Bay Area/ San Francisco/ Food & Drinks
Published on June 02, 2016
Inside Olea, A Cozy Nob Hill Haunt

Photos: Stephen Jackson/Hoodline


Since 2013, Phillip Thoman and his partner Daniel Rodriguez have been at the helm of 30-seat restaurant Olea, which is embedded a few feet below street level, into the corner of Larkin and California streets. It's a cozy destination for dinner and weekend brunch.

Phillip Thoman.

Thoman originally worked as a manager at Zuni Cafe in the '90s, before embarking on a two-decade career in film. After deciding to get out of that world so he could own his own business, he returned to the restaurant industry, which he said has many similarities.

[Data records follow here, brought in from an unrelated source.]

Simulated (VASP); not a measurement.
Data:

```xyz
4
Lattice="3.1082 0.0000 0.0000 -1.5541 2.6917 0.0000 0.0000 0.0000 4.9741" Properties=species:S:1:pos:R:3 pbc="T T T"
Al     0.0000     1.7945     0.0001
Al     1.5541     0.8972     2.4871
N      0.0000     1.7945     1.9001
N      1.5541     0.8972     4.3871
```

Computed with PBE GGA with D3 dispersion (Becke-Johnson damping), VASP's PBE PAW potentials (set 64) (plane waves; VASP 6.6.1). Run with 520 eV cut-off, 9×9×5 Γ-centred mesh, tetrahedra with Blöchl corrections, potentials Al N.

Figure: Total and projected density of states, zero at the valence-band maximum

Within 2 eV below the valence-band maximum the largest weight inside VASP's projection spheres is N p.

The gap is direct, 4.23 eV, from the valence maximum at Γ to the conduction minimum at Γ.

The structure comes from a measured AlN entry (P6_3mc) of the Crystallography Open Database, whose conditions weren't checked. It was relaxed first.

"Working in films and working in restaurants are similar, in that during the filming day, you can't stop, or you lose money," he explained. "With a restaurant, once you open your doors, you can't close. You have to problem-solve to make it through the day." 

In fact, Thoman had to employ his problem-solving skills from the start, since he and his husband chose not to close the restaurant down when it changed hands. To ensure the transition went as smoothly as possible—and that Olea's regular brunch crowd wasn't left hanging—the change of ownership literally occurred overnight. 

Thoman did make a few changes, such as deciding to not serve coffee outdoors while people waited to be seated, that required a bit of getting used to on his customers' end. 

Before Thoman took over, Olea had a Spanish-Mediterranean menu, and had already established itself in the neighborhood as a mainstay for brunch. But it hadn't put quite the same amount of thought into its dinnertime offerings, he said, so he decided to transform the menu to feature classic California cuisine. He said his decision to expand the dinner menu and shift the wine list to recognizable California labels was a change welcomed by old regulars and new patrons alike.

Olea's beef tenderloin. Photo: Courtesy of Phillip Thoman

Chef Chien Wong, who originally trained at the now-closed Hawthorne Lane, stayed on with Thoman after cooking at the original Olea, which Thoman said helped keep a lot of the spirit of the place alive. The dinner menu now features an ever-changing list of dishes, including beef tenderloin ($26) and seared scallops ($24). 

Olea's challah custard toast. Photo: Courtesy of Phillip Thoman

On the brunch front, Thoman told us he wanted to "keep the heart and soul" of the menu, including popular items like the french toast—now called "Olea's Challah Custard Toast" ($14.75)—and a baked egg dish called cazuela ($13.75). He's added some Mexican-influenced dishes, such as huevos rancheros ($14.25), and some outdoor sidewalk seating to provide a sunny atmosphere for putting back mimosas.

Olea may be small, but its size is a plus in Thoman's view. He says his lean operation allows him to keep prices down, and provides a more cozy experience than a bigger restaurant.

"I'm happy that I'm able to open our doors and know that when people walk in, they'll have a nice, relaxing time and an amazing dinner."